She says, if you are recycling the right things, they are getting recycled and you should absolutely keep at it.  But, she says, it’s still going to take more than recycling to solve our waste problems and that this is just one tool in the toolbox that we need to activate. 

Check out the interview to hear more about the state of recycling in North Carolina, what should go in your bin, what happens to your items after you toss them, and more. 
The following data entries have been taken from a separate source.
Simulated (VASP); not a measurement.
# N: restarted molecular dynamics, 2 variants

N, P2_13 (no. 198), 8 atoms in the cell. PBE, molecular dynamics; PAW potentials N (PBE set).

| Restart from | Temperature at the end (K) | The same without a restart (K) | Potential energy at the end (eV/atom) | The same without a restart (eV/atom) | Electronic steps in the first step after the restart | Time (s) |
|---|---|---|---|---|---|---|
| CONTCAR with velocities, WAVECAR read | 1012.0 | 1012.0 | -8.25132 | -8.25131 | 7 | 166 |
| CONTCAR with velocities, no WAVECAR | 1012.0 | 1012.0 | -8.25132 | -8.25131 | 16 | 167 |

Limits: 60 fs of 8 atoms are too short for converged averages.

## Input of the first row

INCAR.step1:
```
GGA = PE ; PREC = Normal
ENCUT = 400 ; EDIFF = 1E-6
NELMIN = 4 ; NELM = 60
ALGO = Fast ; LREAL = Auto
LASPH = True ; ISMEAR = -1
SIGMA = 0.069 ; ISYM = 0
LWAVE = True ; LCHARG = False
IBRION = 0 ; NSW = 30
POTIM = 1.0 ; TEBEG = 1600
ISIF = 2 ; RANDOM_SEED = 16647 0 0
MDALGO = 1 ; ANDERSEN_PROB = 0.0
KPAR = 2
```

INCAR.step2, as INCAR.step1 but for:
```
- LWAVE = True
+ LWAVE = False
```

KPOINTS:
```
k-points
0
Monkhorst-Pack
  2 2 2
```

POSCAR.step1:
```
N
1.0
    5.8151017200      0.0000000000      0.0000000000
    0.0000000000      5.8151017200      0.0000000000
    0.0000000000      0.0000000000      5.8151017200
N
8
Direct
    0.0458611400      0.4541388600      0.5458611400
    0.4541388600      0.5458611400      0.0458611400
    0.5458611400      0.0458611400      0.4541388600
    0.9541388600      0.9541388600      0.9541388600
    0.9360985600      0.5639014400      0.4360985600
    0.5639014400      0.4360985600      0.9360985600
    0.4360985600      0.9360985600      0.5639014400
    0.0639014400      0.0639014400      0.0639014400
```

America Recycles Day Interview- The State of Recycling in North Carolina

NCPIRG Education Fund State Director, Katie Craig, interviews Mary McClellan of the Carolina Recycling Association.

Recycling FAQ's

What should I put in my recycling bin?

Short answer, it varies community to community.  But there are some things that are accepted by almost all recycling facilities, including:

  • Steel & aluminum cans
  • Plastic bottles & jugs
  • Cardboard (boxes, food packages, paper towel rolls, etc.)
  • White paper & newspaper

Other items that may be accepted in some places include:

  • Glass bottles (Note: some communities may collect these through a separate drop off process)
  • Paper cartons
  • Plastic tubs

And lastly, there are some items that are almost never accepted and should not go into your recycling bin:

  • Polystyrene Foam (Commonly known as Styrofoam)
  • Plastic bags & film (Note: These can sometimes be dropped off at specific film recycling collection sites, often found at grocery stores)
  • Plastic take out items (plastic cups, utensils, etc.)
  • Other glassware, such as cups, plates, etc.
  • Any items smaller than the size of a business card
Are plastics recyclable?

Sometimes. Bottles, jugs, and jars are most consistently recyclable, but other plastic items such as plastic cups, utensils,  and straws are rarely accepted if at all. 

Because of this, many single-use plastic items require a solution beyond recycling to address our plastic waste problem. 

What happens once I put something in the recycle bin?

Step 1: You place a recyclable item into your recycling bin and roll it out to the curb

Step 2: Your recyclables are taken to a materials recovery facility (also known as a “MRF”). At that facility, the recyclables will be sorted using a mix of machines and manual processes. 

Step 3:  A manufacturer buys the cleaned & sorted materials they want to use.

Step 4:  The manufacturer uses the recovered material to make a new product. Sometimes these products will be the same as the original item recovered, for example many cans will be turned back into a new can.  Other times, these materials will be used to create a new type of product, such as a plastic bottle being used to create carpeting fiber or a new sneaker.

Step 5: Those item go on the store shelf where you can buy it again.

Where can I get more information on recycling?
  • National Recycling Information & Resources- U.S EPA’s America Recycles Day webpage and resources. 
  • State Recycling Information & Resources- North Carolina Department of Environmental Quality’s (DEQ’s) recycling information.
  • State Recycling Information & Resources- Carolina Recycling Association’s webpage.
  • County & Local Recycling Information & Resources- NC DEQ’s MRFshed map tool. This tool shows which materials recovery facility (MRF) collects recyclables from which county and what is accepted by those facilities.
  • County & Local Recycling Information & Resources- You can also check out your local town or county websites for more information on local recycling programs and where other recycling drop-off sites may exist in your community.

Recycling and recycled products are one piece of the puzzle to reduce waste and move towards a more circular economy. But because many materials are not made to be recycled from the start, we can’t recycle our way out of our waste and plastic pollution problems. We need to make full use of both recycling and zero waste alternatives to put our planet and health over plastic waste. 

So, this America Recycles Day, we also challenge folks to remember the other pieces of the equation too, reduce and reuse. The less unnecessary or unrecyclable materials end up in our recycling systems, the more we can recycle more efficiently and economically. As laid out in our report, Trash in America, a great first step towards a zero-waste economy can be eliminating those hard to recycle plastics, from bags, to foam and other takeout food ware, both through individual and policy actions.

So, happy America Recycles Day and as CRA’s Mary McClellan says “don’t be discouraged, keep recycling, it is working. And it is the right thing to do for the planet, for the economy, and for society” and also don’t forget to reduce and reuse too.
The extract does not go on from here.